Oh, and the real answer is, "because they charge that much and people will pay it." Enter capitalism.
Your suggestion, in the first paragraph, is for how a "trusted" authority should establish trust with an untrusted endpoint - you do some activity to prove to that party that you "own" the domain, and that third party, which is a trusted authority by some other definition, is depended on for its verification of your site. Maybe that is enough to establish trust, but how does it relate to the post?
If you want to complain about the methods CAs use to verify identity, then that is a different discussion. If you feel a CA charges too much for its services, find a different one. The digicert price I found was after clicking 2 links in a google search. I bet you can find better prices without looking too hard.
Or you get behind someone like CACert.org, who gives out free (as in beer) certs and (I believe) is still trying to be accepted by mozilla as a trusted root CA:
https://bugzilla.mozilla.org/show_bug.cgi?id=21...

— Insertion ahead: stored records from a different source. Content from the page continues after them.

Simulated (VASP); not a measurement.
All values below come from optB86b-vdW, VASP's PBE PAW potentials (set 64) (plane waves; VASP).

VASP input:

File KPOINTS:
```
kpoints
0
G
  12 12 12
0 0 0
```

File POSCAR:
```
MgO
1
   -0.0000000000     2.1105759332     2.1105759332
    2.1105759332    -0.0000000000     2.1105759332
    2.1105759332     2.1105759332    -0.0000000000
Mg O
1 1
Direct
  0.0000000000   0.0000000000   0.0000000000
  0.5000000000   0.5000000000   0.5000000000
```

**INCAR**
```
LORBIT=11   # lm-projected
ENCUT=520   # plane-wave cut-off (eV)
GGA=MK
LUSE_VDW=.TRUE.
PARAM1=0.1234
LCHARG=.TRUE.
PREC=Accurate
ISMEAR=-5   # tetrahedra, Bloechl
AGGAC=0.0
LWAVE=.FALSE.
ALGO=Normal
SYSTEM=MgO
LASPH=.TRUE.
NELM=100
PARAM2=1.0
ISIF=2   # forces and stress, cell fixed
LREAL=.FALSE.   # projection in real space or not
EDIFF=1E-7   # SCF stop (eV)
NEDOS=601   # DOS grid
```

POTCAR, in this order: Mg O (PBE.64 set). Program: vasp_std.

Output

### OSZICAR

Mozilla has a nice, fair, and public policy for how to become a trusted CA:
http://www.mozilla.org/projects/security/certs/...
So I don't think there are major roadblocks preventing somebody from using your method to establish trust and charging less than $100 a year and getting accepted by mozilla as a root CA. Except, you know, capitalism.
What Firefox does, however, is demonising SSL w/o trusted certificate while it is still, by orders of magnitude, more secure than not encrypting at all. This is nonsense.